Rocks certainly come in a lot of unique shapes and sizes, and one of the most intriguing rocks of all is basalt that displays “columnar jointing.” And one of the most common questions asked about these distinctively–shaped edifices is “How in the heck did this happen?”
|Columnar jointing in basalt, Red Cliffs Desert Reserve|
A lot of lava flows have come and gone in southern Utah, and you don’t have to wander very far to find eye–catching evidence of volcanic activity. When molten lava stops flowing and cools quickly it forms basalt, a fine–grained igneous rock. But why does some lava cool into columns of basalt and not blocky aa or ropy pahoehoe?
|Columnar jointing in basalt|
Columns are actually found in many types of cooled igneous features: lava flows, sills, dikes, ash flow tuffs, and shallow intrusions of every composition. Piles of these columns are abundant around the world, and the Red Cliffs Desert Reserve is a particularly fine place to find them. The other day I cajoled my hiking buddy JO into an afternoon stroll along the Grapevine Wash/Bracken’s Loop trail to photograph some impressive basalt outcrops I’ve had my eye on.
|Grapevine-Bracken’s Loop trail|
For years, the only explanation I could wrangle from anyone or anywhere is that these columns formed as a result of how the basalt cooled. That’s all? I knew there had to be more to the explanation – the whythis happens – but I just couldn’t seem to put my finger on it.
Until yesterday all I knew was that, as the lava cools, it contracts and forms fractures or cracks. Cooling = fractures (also called joints). Everyone had told me that! When I realized that growth of the cracks is perpendicular to the surface of the lava flow I knew I was on to something.

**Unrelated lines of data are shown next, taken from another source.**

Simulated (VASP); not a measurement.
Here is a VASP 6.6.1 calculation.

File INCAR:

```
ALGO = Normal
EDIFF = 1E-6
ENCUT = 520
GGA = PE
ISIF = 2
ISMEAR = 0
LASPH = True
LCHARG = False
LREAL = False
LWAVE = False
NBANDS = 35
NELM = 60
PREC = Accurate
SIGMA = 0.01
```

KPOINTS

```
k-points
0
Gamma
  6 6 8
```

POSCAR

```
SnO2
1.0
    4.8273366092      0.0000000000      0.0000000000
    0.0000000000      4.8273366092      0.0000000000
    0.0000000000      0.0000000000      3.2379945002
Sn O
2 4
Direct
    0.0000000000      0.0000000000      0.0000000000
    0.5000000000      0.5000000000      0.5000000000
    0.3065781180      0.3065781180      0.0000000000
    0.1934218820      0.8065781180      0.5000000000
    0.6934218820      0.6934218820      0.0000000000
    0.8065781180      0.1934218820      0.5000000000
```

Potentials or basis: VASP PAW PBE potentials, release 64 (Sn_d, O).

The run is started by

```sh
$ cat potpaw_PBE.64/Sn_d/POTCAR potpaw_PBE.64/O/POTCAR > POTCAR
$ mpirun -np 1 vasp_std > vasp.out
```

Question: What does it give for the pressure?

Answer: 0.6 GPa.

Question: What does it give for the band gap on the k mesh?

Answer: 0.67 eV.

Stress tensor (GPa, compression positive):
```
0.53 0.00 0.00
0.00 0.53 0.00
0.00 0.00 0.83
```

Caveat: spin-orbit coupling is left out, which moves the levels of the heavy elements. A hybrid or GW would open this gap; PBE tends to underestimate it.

|Eroding cliffs of columnar basalt|
I don’t often quote directly from a source but generally try to rephrase things in my own words from my own head. But sometimes I find that a particular source just says it better than I ever could. So it is with this excellent explanation from the National Park Service Devil’s Postpile web site of why columnar jointing forms:
“As the lava flow ceased, the molten rock began cooling into solid rock. Shallow parts of the lava flow would have solidified first, with deeper parts of the lava lake requiring much more time to release the massive amount of stored thermal energy. As the lava lake cooled and solidified from a molten soup to solid rock it began to contract. Contraction stresses developed because the cool solid form of basalt has a lesser volume than the hot liquid form. Cracks, also called joints by geologists, began to form. Jointing releases internal stress created by the cooling and associated contraction. In some locations, such as at the Devils Postpile, the jointing formed columns. Jointing would have begun at the top, bottom and all around the edges of the lava lake where the lava made direct contact with a cooler surface. The cracks would have extended inwards over time as the more insulated locations within the lava lake finally released enough thermal energy to change from a liquid to a solid state.”
|Grapevine-Bracken’s Loop trail leads to cliffs of columnar basalt|
Finally! Here is the reason the joints (or cracks) occur. It’s simple physics! It is all about how the lava cools, about hot vs. cold! And leave it to the National Park Service to offer the best explanation. Another site also offers easy–to–understand explanations and diagrams of this fascinating phenomenon.
Where have you seen any examples of columnar jointing in your travels?